The one I've really had my eye on is AMD. I'd love to put a fair amount into that since I've seen what they've been coming out with and it's just incredible how far that company has come.
How do you decide where to diversify without over thinking it? I understand that you can only think so much, you can only read so much before you realize you cannot tell the future.

I keep reading that AMD is going to go off in 2020... But I am not a risk taker, I am somewhere between way too safe and completely manic in my decisions. I want to generate wealth but I also do not want to squander what ever bit I have.
Firstly, if you are not sure about AMD, then don't invest in it just because you keep reading about it. Whether it does or doesn't, it's ultimately your decision to make. You're literally throwing money away if you just invest in it because you're stuck on the idea of investing in the company without really knowing the value. Everyone can say it's "going to go off in 2020" but that doesn't mean it's a good investment. The secret to getting wealthy in the stock market is by buying companies that are priced well below their intrinsic value.

For example, if I have a $20 bill, the intrinsic value of that money is $20. If I offer it to you for $25, would you buy it from me? Probably not. If I offered it to you for $10 (50% discount), would you buy it from me? Absolutely. You should do that every single time it's offered to you. You can then turn it around and instantly have a 100% return. You will get rich very quickly if you can make 100% returns consistently.

The tricky part is knowing the value of an entire business. How much is AMD worth? It's currently valued at $64.7 billion. Is that high or low? I personally don't know. If the business is actually worth $50 billion, then you're paying too much. If it's worth $100 billion, then you should probably consider making an investment. You want to make sure you're building a "margin of safety" into the investment.

What does that mean? If it's currently valued at $64.7 billion and it's actually worth $65 billion, there isn't a lot of wiggle room there. If it's actually worth $100 billion and over the next couple years it appreciates to $90 billion, well, you didn't quite make it to $100 billion but you still had a good investment.

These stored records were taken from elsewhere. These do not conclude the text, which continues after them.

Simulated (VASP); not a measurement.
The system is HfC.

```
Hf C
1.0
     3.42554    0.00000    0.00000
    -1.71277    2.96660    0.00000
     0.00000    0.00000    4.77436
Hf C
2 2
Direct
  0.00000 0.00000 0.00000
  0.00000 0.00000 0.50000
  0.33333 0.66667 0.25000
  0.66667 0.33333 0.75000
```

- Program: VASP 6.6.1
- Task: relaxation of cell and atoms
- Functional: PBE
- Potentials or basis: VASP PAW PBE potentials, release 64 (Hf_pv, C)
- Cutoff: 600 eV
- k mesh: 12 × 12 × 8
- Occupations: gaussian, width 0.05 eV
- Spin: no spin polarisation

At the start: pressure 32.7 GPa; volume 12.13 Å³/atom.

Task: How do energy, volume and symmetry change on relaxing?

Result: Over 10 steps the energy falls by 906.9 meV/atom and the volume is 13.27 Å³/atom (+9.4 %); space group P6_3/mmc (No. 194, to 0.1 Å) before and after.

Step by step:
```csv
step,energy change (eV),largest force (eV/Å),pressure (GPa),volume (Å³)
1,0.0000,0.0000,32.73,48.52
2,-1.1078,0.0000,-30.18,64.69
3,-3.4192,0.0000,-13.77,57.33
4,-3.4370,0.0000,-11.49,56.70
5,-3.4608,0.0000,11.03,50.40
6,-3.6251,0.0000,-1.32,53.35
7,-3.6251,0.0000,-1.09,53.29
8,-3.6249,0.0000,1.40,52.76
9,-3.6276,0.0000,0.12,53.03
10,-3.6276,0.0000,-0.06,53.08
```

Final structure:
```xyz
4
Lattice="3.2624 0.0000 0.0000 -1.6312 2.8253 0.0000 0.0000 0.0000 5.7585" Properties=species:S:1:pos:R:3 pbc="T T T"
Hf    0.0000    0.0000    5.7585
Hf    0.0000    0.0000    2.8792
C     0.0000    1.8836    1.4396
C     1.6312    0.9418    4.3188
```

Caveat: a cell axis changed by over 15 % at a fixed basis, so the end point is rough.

So back to your real question on how to diversify. With the S&P fund, you're already diversified. You'll probably see slow and steady gains over a long period of time. You'll ride the market waves. Last year, the S&P returned over 30%. Great! Some years, though, it'll go down 10-30% and you just have to roll with it. Make sure to reinvest the dividends to continually increase your shares and it'll start to become a significant investment in the future. It's probably the best place to have your money parked to protect it.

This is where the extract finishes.